At the moment, when we deal with GDPR / Legal matters on WDTK we sometimes have to carry out some manual processing of requests in order to bring them into a structure that can be supplied - this is particularly an issue where censor rules have been used, where content has manually been removed, or where content is hidden in a request (e.g. a prominence reason).

A format that seems to work is giving a copy the requests in a document (which is generated using a database with multiple tables + reporting) and a ZIP containing the attachments. Ideally, we could automate production of this - either at request or user level, perhaps repurposing existing functionality in Alaveteli, meaning there would be less 'manual' effort required.
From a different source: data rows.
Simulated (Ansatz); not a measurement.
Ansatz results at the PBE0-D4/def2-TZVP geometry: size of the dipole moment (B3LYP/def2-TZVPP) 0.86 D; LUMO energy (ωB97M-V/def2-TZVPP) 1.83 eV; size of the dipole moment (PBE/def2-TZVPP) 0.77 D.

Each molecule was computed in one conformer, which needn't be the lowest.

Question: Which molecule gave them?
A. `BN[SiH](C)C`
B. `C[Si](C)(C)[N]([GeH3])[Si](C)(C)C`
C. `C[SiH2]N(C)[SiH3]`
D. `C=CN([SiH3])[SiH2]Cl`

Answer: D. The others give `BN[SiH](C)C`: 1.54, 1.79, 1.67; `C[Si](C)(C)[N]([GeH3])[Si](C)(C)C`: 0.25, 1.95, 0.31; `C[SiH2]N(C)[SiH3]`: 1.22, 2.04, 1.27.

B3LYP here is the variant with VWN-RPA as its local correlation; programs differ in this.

An alternative - provide the ability for administrators to download user metadata in a machine readable format that can be processed using a reporting frontend - the benefit could be less RSI for the administrator that processes a rights request.

Rough statistics show that we've answered 21 formal Right of Access (SAR) requests on WDTK - however we do answer many more routine questions without keeping a formal record of them.

It takes anywhere from several minutes to several days to put datasets together, filter through them, carry out any redactions, and get it into a format that can be utilised - we're never going to automate the whole process, but implementing some items from this ticket would definitely be helpful, both to WDTK admins and to other Alaveteli installs (particularly in Europe).

mdeuk commented 2 years ago

Just to note, Richard's comment linking this and #6684 together is very helpful.

Having completed another complex RoAR / SAR recently, I'd note that the process was roughly as follows:

  1. Log request on GDPR/IRM Tracker and create folder on GDrive document management system (automated)
  2. Begin documenting data held (WDTKIRMRoARProcessDoc)
  3. Extract a list of all requests from admin interface
  4. Download a copy of all correspondence on the requests:
    • Copy each outgoing message, collecting the subject from the logs
    • Download each incoming message, noting any attachments (extract from the .eml file)
    • Copy any annotations
    • Note any censor rules applied at request or message level (including prominence reasons)
      1. Populate report with details of each request - including all correspondence, relevant censor rules, prominence reasons and so on (WDTKIRMReqExt).
      2. Download an extract of the user's profile on Alaveteli
      3. Download any relevant email correspondence from the team mailbox, lists, and DMS (GDrive)
      4. Populate template WDTKIRMRoARRsp (RoAR / SAR response letter) with our draft response add any relevant files to DMS.
      5. 🛑 Manually review files and add any relevant redactions which might be required.
      6. Extract a copy of the case record from GDPR/IRM Tracker
      7. 🎉Produce final copy of WDTKIRMRoARRsp letter (in PDF format), share files in relevant folder on DMS, and share with user.
      8. 👍Delete shared files after 30 days (or as required)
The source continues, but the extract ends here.